Tate argues that Minick has failed to state a cognizable claim for misleading or deceptive representations or means under the FDCPA. The Court agrees and concludes as a matter of law that the least sophisticated debtor would not be misled or deceived by Tate’s collection letters. The sole basis for Minick’s claims appears to be that, simply because it was followed by another arguably inconsistent offer, each offer was false, misleading, or deceptive. [2] By Minick’s reasoning, because the offers did not actually expire on their stated expiration dates (at least in the case of the July, August, and September offers), they created a false sense of urgency. However, the letters themselves reveal that each offer was a new offer, with new proposed terms and a new expiration date, and there is nothing inherently misleading or deceptive—even to the least sophisticated debtor—in the common collection practice of extending a new settlement offer at the expiration of the previous one. [3] This practice raises even less cause for concern where nothing in the offer letters themselves states or suggests that the offers are one-time, take- it-or-leave-it offers or that there will be no further opportunity for settlement after the stated expiration dates.

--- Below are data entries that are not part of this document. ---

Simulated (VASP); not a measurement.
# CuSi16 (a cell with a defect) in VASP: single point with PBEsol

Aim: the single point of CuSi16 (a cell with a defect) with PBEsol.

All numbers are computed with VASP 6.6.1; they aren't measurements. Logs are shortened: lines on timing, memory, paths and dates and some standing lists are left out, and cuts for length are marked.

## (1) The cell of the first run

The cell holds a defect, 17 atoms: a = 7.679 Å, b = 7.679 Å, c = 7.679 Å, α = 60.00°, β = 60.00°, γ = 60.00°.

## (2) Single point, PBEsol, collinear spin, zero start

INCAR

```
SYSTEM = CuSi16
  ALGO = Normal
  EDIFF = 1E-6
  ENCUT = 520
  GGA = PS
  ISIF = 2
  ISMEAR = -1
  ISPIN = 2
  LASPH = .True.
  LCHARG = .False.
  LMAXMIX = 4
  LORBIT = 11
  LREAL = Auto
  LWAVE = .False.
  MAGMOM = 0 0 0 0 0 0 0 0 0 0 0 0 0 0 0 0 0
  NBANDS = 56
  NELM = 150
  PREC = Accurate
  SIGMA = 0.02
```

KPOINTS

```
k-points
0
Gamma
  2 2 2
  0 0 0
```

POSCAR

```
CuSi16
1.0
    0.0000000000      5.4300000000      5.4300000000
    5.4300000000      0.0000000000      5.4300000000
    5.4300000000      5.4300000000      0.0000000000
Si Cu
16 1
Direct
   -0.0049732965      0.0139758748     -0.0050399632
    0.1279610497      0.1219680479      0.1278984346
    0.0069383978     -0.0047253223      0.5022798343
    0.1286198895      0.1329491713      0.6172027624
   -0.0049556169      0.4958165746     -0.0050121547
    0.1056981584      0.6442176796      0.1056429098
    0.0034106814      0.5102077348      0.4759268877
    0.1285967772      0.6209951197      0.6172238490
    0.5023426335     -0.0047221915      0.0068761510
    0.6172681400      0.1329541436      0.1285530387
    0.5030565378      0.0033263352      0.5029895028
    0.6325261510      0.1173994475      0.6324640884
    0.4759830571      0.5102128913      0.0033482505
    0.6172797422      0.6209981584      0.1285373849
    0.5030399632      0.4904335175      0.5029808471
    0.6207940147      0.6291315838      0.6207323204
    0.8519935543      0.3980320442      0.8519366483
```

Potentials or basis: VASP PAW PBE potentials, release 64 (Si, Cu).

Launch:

The instant case appears to be distinguishable from Pleasant v. Risk Management Alternatives, Inc. , on which Minick relies. See Pleasant v. Risk Mgmt. Alternatives, Inc. , No. 02 C 6886, 2003 WL 164227 (N.D. Ill. Jan. 23, 2003). In Pleasant , the court denied the defendant’s motion to dismiss for failure to state a claim where the plaintiff received a collection letter offering her a “‘one time settlement’” of her debt for half the amount owed if she paid by a specific date but warning that, “‘[i]f settlement amount is not received by the date indicated above, the offer will be null and void and the entire balance outstanding will be due.’” Id. at *1. The plaintiff alleged that the “‘one time settlement’” offer statement was false, because it was not actually a one-time offer, and the court was bound to accept the allegation as true for purposes of the motion to dismiss. See id . While this Court is bound by the same standard under Rule 12(b)(6), it is not faced with the same type of allegations or collection language as in Pleasant . Here, the letters that purportedly establish falsity, deception, and misrepresentation have been placed in the record by Minick himself, and the Court is not limited to consideration only of Minick’s allegations. Instead, the Court may decide for itself, based on the langauge and existence of the letters, whether Minick has a cognizable claim, rather than simply accepting as true allegations that run contrary to the evidence attached to Minick’s complaint.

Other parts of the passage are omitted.